On 15.03.21 15:40, Vladimir Sementsov-Ogievskiy wrote:
15.03.2021 12:58, Max Reitz wrote:
[...]
The question is whether it really makes sense to even have a
seqcache_read() path when in reality it’s probably never accessed.
I mean, besides the fact that it seems based purely on chance
whether a read might fetch something from the cache even while we’re
writing, in practice I don’t know any case where we’d write to and
read from a compressed qcow2 image at the same time. (I don’t know
what you’re doing with the 'compress' filter, though.)
Note, that for user that's not a parallel write and read to the same
cluster:
1. user writes cluster A, request succeeded, data is in the cache
2. user writes some other clusters, cache filled, flush started
3. in parallel to [2] user reads cluster A. From the POV of user,
cluster A is written already, and should be read successfully
Yes, but when would that happen?
And seqcache_read() gives a simple non-blocking way to support read
operation.
OK, that makes sense. We’d need to flush the cache before we can read
anything from the disk, so we should have a read-from-cache branch here.

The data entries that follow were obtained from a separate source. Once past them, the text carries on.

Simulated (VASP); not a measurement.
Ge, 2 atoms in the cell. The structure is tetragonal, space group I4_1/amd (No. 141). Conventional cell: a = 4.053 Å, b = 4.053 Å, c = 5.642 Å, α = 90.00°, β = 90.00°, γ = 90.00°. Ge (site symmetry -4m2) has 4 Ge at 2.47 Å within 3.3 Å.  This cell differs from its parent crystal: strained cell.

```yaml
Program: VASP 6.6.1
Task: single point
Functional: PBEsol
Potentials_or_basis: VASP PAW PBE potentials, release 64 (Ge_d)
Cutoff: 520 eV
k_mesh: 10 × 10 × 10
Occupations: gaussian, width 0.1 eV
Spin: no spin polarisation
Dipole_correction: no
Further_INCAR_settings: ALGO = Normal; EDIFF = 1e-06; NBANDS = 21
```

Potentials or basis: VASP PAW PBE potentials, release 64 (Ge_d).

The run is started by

But rewriting compressed clusters is sensible only when we run real
guest on compressed image.. Can it be helpful? Maybe for scenarios
with low disk usage ratio..
I’m not sure, but the point is that rewrites are currently not
supported. The whole compression implementation is mainly tailored
towards just writing a complete image (e.g. by qemu-img convert or the
backup job), so that’s where my question is coming from: It’s
difficult for me to see a currently working use case where you’d read
from and write to a compressed image at the same time.